A cavity formed by a single time delay τ and a single beamsplitter with reflectiveness r .

In this particular example, we use the convention that a beamsplitter has the transfer function

$$\begin{aligned} T_{BS} = \begin{pmatrix} t & -r \\ r & t \end{pmatrix}, \end{aligned}$$

where \(r^{2} + t^{2} =1\), and a time delay of length τ has the transfer function

$$\begin{aligned} T_{\tau}(z) = e^{-\tau z}. \end{aligned}$$

The transfer function of the system drawn in Figure 2 is given by

$$\begin{aligned} T(z) = \frac{ e^{-\tau z} - r}{1-r e^{-\tau z}}. \end{aligned}$$

This transfer function is illustrated in Figure 3(a). The poles \(p_{n}\) for \(n \in\mathbb{Z}\) are found to be

$$\begin{aligned} p_{n} = \frac{1}{\tau} \bigl( \ln(r) + 2 \pi i n \bigr). \end{aligned}$$

Notice that the real part is negative, as it should be for a stable system. Each of the poles in the system here corresponds to a cavity mode. The imaginary part corresponds to the mode frequency and the real part determines the linewidth properties. With this interpretation, we can readily relate the free spectral range to the delay length. In an attempt to approximate the system, we can consider a product of the following form of terms having the same (simple) poles as \(T(z)\), satisfying the unitarity condition, and agreeing in value with \(T(z)\) at \(z = 0\)

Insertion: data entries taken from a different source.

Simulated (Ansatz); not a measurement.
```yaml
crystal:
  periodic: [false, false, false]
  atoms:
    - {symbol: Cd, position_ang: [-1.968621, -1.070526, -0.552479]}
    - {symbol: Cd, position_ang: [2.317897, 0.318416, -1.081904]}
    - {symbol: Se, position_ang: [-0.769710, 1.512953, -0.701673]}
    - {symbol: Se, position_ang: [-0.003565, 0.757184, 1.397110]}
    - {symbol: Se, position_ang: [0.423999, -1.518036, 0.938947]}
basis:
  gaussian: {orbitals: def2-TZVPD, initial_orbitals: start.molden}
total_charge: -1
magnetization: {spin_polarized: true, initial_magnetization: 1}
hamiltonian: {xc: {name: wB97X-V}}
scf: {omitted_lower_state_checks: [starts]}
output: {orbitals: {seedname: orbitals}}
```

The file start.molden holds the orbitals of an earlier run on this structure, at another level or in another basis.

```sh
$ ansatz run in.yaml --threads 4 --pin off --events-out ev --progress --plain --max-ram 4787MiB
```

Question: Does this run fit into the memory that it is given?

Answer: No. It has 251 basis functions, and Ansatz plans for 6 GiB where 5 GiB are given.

$$\begin{aligned} \tilde{T}(z) =-\prod _{n \in\mathbb{Z}}c_{n} \biggl( \frac{z+\overline{p_{n}} }{z-p_{n} } \biggr). \end{aligned}$$

The factors \(c_{n}\) are phases to ensure the convergence of the product. If we evaluate the product as a limit of products \(\tilde{T}_{N}(z)\) as \(N\to\infty\) such that for a fixed N, \(\tilde{T}_{N}(z)\) is a product over \(n=-N,-N+1,\ldots,N-1,N\), we can drop the \(c_{n}\) factors by symmetry considerations.

Figure 3
figure 3

A comparison of two transfer functions as seen in the complex plane. The hue and the brightness correspond to the phase and magnitude, respectively. (a) The transfer function \(T(z) = \frac{ e^{- z} - r}{1-r e^{- z}}\) corresponds to a cavity with \(r = 0.8\) and \(\tau = 1\). (b) The transfer function \(T(z) = \frac{ e^{- z} - r}{1-r e^{- z}} e^{-z}\) in addition to a cavity augments a delay of length τ in sequence with the original cavity system.

One interpretation of each term in the product is the frequency-domain representation of a cavity mode. We can obtain an approximation for \(T(z)\) by truncating the product with a finite number of poles. The resulting rational function can then be interpreted as the transfer function of a finite-dimensional system.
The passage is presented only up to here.